The easiest way to get z/OS install media is to sign up for zPDT – it costs many thousands, but still a lot cheaper than what IBM charges for z/OS for an actual physical mainframe – and then you get the the ADCD media with that. The problem is, starting with z/OS 1.15, IBM began encrypting the ADCD media. As part of the installation, the media is decrypted, using the key on the hardware dongle – but the decrypted copy is watermarked with the dongle ID, meaning that IBM can trace back any leak to the individual customer responsible for it. This means people are no longer willing to publicly share ADCD media, although I've heard rumours of some people passing it around privately, only to trusted individuals. Someone could reverse-engineer the watermarking and remove it, but I'm not aware anybody has done that–I think people would still worry, what if they failed to completely understand the watermarking, and hence some of it survived?




Can confirm. When I was experimenting with Hercules, I found z/OS 1.1.something easily.

Never got it installed, but yeah, it's easy enough to find.


What are the advantages of these mainframe systems versus a basic Linux server?


Backward compatibility. In 1970, you buy an IBM mainframe and start writing apps to run on it. In 2023, you are still running the same code base - albeit with innumerable enhancements and fixes over the ensuing decades. On an IBM mainframe, that code base will just work. On Linux, it won’t even run - unless you buy some expensive mainframe rehosting package, which is full of gaps and limitations, and may introduce obscure bugs which the original lacked.

Reliability - most large-scale Linux systems are based on a distributed model - the app runs on a cluster containing dozens/hundreds/thousands of servers, if a single server has a hardware fault, the app just keeps on working and at worst some user might get an error which goes away if they retry. So, no point in spending $$$$ to maximise the reliability of any individual node.

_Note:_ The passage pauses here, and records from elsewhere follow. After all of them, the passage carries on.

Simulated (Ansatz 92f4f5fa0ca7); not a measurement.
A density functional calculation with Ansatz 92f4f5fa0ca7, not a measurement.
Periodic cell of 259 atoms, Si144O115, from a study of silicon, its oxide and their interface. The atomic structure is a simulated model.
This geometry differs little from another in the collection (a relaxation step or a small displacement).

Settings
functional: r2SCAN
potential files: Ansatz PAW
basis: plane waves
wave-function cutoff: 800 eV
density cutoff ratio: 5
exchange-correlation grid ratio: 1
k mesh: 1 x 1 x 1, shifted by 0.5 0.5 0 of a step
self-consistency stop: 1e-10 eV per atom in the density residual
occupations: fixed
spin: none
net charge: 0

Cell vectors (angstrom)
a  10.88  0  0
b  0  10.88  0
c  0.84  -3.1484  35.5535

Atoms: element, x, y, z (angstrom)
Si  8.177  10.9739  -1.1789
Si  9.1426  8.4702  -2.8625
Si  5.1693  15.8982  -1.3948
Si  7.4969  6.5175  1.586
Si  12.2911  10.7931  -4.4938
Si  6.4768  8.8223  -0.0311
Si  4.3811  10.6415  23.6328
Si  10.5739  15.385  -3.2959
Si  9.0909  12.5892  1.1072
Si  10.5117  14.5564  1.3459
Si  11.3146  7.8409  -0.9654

By contrast, many mainframe customers have just one mainframe, and if it breaks they go down - which means the mainframe hardware has to be super-reliable, filled with redundancy, error detection/recovery, etc - and you pay $$$$ for all that redundancy.

IBM mainframes can be clustered - e.g. z/OS Parallel Sysplex - but only the largest sites do that. The maximum supported cluster size is 32 - I wonder if anyone actually runs one that big, 32 mainframes would be horrendously expensive - while Linux clusters with hundreds or thousands of nodes are quite common.